Learning how to find the domain of a function is a crucial skill in Algebra, because it gives you the capability to assess where a function is properly defined. Or in other words, the region where it is valid to operate the function

The task of finding where it is valid to operate a function is a useful one. For example, consider the function \(f(x) = \sqrt x\). We know that the function operates values such that \(x \ge 0\). We cannot work with negative numbers, because we would get something like \(f(-1) = \sqrt{-1}\), which is not well defined (at least as a real number)

You can check our previous tutorial in which we talked in depth about the domain and range. This tutorial will be oriented towards the operational part of finding the domain.

## Why Do We need to Find the Domain?

The reason why we need to find the domain of a function is that each function has a specific set of values where it is defined. Not all functions are defined everywhere in the real line.

The domain the region in the real line where it is *valid* to work with the function \(f(x)\), in terms of the values that \(x\) can take.

## What Do We Need to Do to Find the Domain?

Really, there is not one trick that fits all sizes. Each function is different and different strategies need to be used to find the domain, depending on the function.

There are two techniques you ALWAYS need to take into account:

**Technique 1**: Ensure that there are divisions by zero.

Moreover, those points that lead to a division by zero need to be excluded from the domain.

**Technique 2**: Ensure that there are divisions square roots with negative arguments (like \(\sqrt{-1}\)).

Moreover, those points that lead to a square root of a negative number need to be excluded from the domain.

Ultimately, using these two techniques you should be able to weed out the points that are not in the domain. The rest of points in the real line ARE part of the domain, simply.

So, these two techniques solve the problem of knowing how to find the domain of a function algebraically. Another way of doing so is by looking at the graph, if available.

__EXAMPLE 1__

Find the domain of the function \(f(x) = \sqrt{x+4}+3\)

### ANSWER:

The first thing we need to do, and there is where our success in finding the domain lies on, is to determine where potentially we could find invalid operations, such as divisions by zero, or negative square roots.

For the function \(f(x) = \sqrt{x+4}+3\), there are no potential divisions by zero, but there is a square root. In order to have valid argument, the argument inside of the square root must be non-negative.

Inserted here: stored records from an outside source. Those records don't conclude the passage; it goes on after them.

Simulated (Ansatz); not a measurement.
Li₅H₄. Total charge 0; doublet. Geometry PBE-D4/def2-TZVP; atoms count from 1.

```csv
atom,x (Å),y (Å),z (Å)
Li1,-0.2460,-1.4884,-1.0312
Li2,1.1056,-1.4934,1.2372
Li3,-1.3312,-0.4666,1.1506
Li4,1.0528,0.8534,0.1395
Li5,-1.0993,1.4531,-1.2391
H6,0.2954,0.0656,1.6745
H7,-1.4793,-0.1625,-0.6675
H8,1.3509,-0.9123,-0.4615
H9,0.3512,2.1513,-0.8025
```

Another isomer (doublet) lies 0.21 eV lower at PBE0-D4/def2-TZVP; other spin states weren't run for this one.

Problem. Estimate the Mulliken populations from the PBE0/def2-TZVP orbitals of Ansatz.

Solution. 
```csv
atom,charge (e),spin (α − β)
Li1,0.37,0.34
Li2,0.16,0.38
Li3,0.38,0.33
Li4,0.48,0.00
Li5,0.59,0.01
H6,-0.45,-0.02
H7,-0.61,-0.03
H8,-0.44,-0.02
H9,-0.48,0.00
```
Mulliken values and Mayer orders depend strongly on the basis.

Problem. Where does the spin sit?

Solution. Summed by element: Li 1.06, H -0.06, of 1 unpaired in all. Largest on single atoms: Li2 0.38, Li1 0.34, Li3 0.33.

Therefore, in order for \(x\) to be in the domain of the function, we need to have \(x\ge 0\). This implies that the domain of \(f\) is \(\{x: x\ge 0\}\), or \([0, +\infty)\) if we use interval notation.

Is is always that easy?? Not really, it can get as hard as you get, depending on the complexity of the function \(f(x)\).

Normally, though, the examples you see in your tests and homework are rather simple. Let's us hit a notch higher in terms of difficulty.

__EXAMPLE 2__

Now find the domain of the function \(\displaystyle f(x) = \sqrt{\frac{x+4}{x-3}}\)

### ANSWER:

This function is a bit more complex and requires a more careful treatment. In this case, we need to worry of both possible divisions by zero and negative square roots.

First, there could be a potential division by zero, when \(x = 3\), which indicates that \(x = 3\) should be excluded from the domain.

Now, we need to take care of a potential negative square root. We need to assess the sign of \(\displaystyle \frac{x+4}{x-3}\). Moreover, we need it to be non-negative, so we need to solve:

\[\displaystyle \frac{x+4}{x-3} \ge 0\]In order for a division to be non-negative, we need either both numerator and denominator to be positive, or both numerator and denominator to be negative.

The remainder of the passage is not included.